Every manager and every workplace is different, but speaking generally, the best way to get your boss to like you is to do great work.
That said, if you're looking to really bowl them over - and potentially even become their favourite team member - there are a few simple strategies you can use.
Business Insider looked into scientific research and expert opinion and came up with 11 tricks to help you wow the higher-ups.
In his 1948 book "How to Stop Worrying and Start Living," Dale Carnegie includes an anecdote about Leon Shimkin, who was then a general manager at publishing house Simon and Schuster.
Shimkin told Carnegie that he'd devised a way to drastically cut meeting times: He informed his team that they couldn't present any problems unless they'd first tried to think of a solution.
Impress your boss with your problem-solving skills (and spare everyone from hearing you drone on) and only bring dilemmas to meetings when they've proven absolutely unsolvable.
Your boss doesn't need to hear about how you want a promotion because you want a more prestigious title. If you're asking for anything - a title bump, a raise, or more responsibility - show how it will benefit your boss, and the organisation as a whole.
As counterintelligence expert Robin Dreeke previously told Business Insider, you always want to ask yourself: "How can I inspire them to want me?" Sometimes it's not enough to do stellar work. If you want your boss to love you, you'll have to demonstrate how you're critical to their personal success - and the company's.
Again, part of your job is to make your boss's job easier.
As professor Michael Watkins told the Harvard Business Review, it's on you to find out early on how your manager prefers to communicate. Is it Slack? Email? Face-to-face conversations? And how often should you check in?

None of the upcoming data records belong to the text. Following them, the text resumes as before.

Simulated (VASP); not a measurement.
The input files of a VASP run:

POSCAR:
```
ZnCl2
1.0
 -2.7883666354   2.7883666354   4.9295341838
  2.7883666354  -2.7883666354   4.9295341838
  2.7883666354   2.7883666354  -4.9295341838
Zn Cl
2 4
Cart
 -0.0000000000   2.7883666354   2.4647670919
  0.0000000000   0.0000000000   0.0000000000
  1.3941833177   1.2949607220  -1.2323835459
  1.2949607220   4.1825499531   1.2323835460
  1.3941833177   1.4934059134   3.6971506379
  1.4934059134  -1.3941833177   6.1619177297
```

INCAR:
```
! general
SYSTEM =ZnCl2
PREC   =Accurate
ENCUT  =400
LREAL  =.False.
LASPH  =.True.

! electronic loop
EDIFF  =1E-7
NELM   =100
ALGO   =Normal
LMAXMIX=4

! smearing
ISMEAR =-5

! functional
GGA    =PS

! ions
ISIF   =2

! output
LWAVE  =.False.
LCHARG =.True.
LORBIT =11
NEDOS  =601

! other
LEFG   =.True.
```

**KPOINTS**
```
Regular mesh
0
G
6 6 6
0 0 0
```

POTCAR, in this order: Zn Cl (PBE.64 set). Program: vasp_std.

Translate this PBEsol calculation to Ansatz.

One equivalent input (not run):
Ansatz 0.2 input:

Watkins also said that if there's a mismatch between your style and your boss's style - for example, one of you prefers to check in more often - it's important to have an open conversation about that.
You might be wary of asking your boss anything - whether it's how they got to this point in their career or which marketing strategy they think you should go with.
In one experiment, 170 university students worked on a series of computer tasks and were told they would be matched with a partner who would complete the same tasks. (The partner was really a computer simulation.) When they'd finished the tasks, the "partner" either said, "I hope it went well" or "I hope it went well. Do you have any advice?"
As it turns out, students who'd been asked for advice rated their "partner" more competent than those who hadn't been asked for advice.
Remember, too: It's better to ask for their advice than their opinion. As psychologist Robert Cialdini previously told Business Insider, asking for advice creates a partnership between you and your boss and encourages them to be more supportive of your idea.
On the other hand, when you ask for their opinion, they take a step back and become more of an objective evaluator.
Research from the Michael G. Foster School of Business at the University of Washington suggests that employees who get into the office early are generally perceived by their managers as more conscientious and receive higher performance ratings than employees who arrive later.
And it doesn't matter if those who get in later stay later, too.
If you feel that you'd be more productive working from say, 10AM to 6PM instead of 9AM to 5PM, consider explaining the situation to your manager and confronting their potential "morning bias" head-on.
"Managing up" is a term for learning what your boss really cares about and making sure you deliver on that.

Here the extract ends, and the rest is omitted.